I have been working on a small corpus of Scottish Gaelic sentences. The words in them are all annotated with categorial grammar types and dependency relations. It’s available on
Google Code GitHub and there is a more detailed description in this paper and this poster, which I presented at CLTW in Dublin.
What format is it in?
CoNLL-X is a tab-separated plain-text format for annotating text with dependency relations. It was developed for the 10th Computational Natural Language Learning meeting in 2006. I have abused the format slightly by putting the categorial grammar types in the “features” column.
Which standard did you use for the dependency annotation?
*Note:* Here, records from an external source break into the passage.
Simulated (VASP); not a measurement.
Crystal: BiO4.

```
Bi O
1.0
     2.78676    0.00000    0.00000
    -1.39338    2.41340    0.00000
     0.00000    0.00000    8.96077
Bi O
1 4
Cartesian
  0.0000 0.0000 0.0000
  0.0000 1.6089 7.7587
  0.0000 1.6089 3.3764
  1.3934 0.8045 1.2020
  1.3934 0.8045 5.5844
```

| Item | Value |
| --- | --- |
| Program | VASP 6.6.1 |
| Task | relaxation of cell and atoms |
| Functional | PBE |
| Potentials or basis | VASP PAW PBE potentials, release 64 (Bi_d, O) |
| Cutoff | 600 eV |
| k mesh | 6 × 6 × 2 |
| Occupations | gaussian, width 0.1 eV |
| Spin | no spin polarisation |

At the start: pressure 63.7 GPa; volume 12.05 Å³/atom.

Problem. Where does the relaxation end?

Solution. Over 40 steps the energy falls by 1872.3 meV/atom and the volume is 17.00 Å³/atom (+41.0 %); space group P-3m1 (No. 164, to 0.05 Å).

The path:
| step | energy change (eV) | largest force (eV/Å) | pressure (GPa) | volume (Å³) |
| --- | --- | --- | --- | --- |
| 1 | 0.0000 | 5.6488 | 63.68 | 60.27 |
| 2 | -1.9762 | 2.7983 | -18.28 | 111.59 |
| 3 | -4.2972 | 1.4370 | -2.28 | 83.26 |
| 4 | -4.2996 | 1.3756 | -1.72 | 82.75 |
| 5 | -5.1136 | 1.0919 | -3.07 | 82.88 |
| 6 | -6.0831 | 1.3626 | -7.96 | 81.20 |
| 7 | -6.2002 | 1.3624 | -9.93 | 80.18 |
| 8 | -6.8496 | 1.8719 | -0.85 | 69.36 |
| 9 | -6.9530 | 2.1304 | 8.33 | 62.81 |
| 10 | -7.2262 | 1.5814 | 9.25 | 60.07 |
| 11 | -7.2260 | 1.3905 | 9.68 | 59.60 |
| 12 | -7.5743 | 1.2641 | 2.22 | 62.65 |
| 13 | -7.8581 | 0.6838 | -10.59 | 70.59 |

After swithering between the Briscoe and Carroll (GR) scheme and Teresa Lynn at DCU’s scheme and a mixture of the two I eventually opted for the Universal Dependency Scheme, which is based on the Stanford scheme. This has the merit of making inter-language comparisons straightforward.
Which standard did you use for the CCG annotations?
One based very closely on CCGBank with slight modifications for Gaelic.
How large is it?
Currently there are 40 sentences and 612 tokens (roughly speaking, words and punctuation marks).
Is it POS-tagged?
Ish. The CoNLL-X format has two columns for this, though, a coarse POS tagset (simply whether something is a noun, a verb, an adposition or whatever) and a more fine-grained one that would include number, tense and so forth. I use the Universal POS tagset for both columns for now.
How many annotators did you have?
Ahem. Just me. This is a shortcoming.
Update 2015-08-24: migrated to GitHub (see above).